British School. The son of Italian parents. Studied at the Academy schools with Millais and Holman Hunt, with whom and one or two others he formed the “Pre-Raphaelite Brotherhood,” profoundly affecting the subsequent developments of British painting.
LONDON, NATIONAL GALLERY
ECCE ANCILLA DOMINI The simplest representation of the Annunciation. In the corner of a small room with whitewashed walls on the right the Virgin-the painter’s sister, Christina Rossetti-in a white linen garment sits half raised from her bed. By her side stands the Angel Gabriel in white, a lily branch in his right hand, and raises his left in salutation. At the head of the bed is a blue curtain; at the foot an embroidered stole hangs from a frame; in the background is an open window through which the Holy Spirit enters as a dove.

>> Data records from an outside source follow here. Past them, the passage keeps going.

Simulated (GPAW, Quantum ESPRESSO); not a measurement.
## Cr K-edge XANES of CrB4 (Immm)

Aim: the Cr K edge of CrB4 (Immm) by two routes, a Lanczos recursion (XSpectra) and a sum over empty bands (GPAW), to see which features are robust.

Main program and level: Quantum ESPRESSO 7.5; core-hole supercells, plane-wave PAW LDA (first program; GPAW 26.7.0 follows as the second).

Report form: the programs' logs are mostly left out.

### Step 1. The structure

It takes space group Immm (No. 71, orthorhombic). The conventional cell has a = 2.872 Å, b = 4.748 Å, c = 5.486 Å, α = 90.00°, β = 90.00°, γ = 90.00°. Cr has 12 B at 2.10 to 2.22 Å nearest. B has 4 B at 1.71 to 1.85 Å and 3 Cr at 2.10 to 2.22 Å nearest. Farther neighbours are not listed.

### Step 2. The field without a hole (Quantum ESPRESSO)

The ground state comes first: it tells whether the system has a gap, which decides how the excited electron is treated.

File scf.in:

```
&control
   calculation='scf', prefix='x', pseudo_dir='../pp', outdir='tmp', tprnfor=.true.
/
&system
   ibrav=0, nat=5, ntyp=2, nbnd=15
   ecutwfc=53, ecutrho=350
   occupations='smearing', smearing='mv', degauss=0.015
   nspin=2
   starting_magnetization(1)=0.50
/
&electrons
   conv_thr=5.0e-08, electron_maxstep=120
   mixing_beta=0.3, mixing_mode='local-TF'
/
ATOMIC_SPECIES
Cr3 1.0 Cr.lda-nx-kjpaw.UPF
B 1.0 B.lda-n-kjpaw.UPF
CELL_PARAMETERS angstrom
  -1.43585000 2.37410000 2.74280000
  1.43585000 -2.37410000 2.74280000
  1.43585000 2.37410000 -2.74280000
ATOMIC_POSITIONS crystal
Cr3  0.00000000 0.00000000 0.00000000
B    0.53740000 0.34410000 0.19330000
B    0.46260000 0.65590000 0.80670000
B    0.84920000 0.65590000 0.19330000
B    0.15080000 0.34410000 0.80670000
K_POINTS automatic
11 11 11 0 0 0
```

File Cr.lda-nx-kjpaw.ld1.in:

Signed and dated 1850.Purchased in 1886.
BEATA BEATRIX Dante’s Beatrice, in a plum-coloured robe and bright green tunic, sits on a balcony on which is a sundial. In the distance is a bridge across the Arno. “The picture illustrates the Vita Nuova,” the painter wrote, ” embodying symbolically the death of Beatrice as treated in that work. The picture is not at all intended to represent death, but to render it under the semblance of a trance in which Beatrice is suddenly rapt from earth to heaven. You will remember how Dante dwells on the desolation of the city in connection with the incident of her death, and for this reason I have introduced it as my background, and made the figure of Dante and Love passing through the street and gazing ominously at one another, conscious of the event; while the bird, a messenger of death, drops the poppy between the hands of Beatrice. She, through her shut lids, is conscious of a new world.”
Commenced in 1863 in memory of his dead wife, whose features are given to Beatrice.
Presented by Georgina, Lady Mount Temple, in 1889.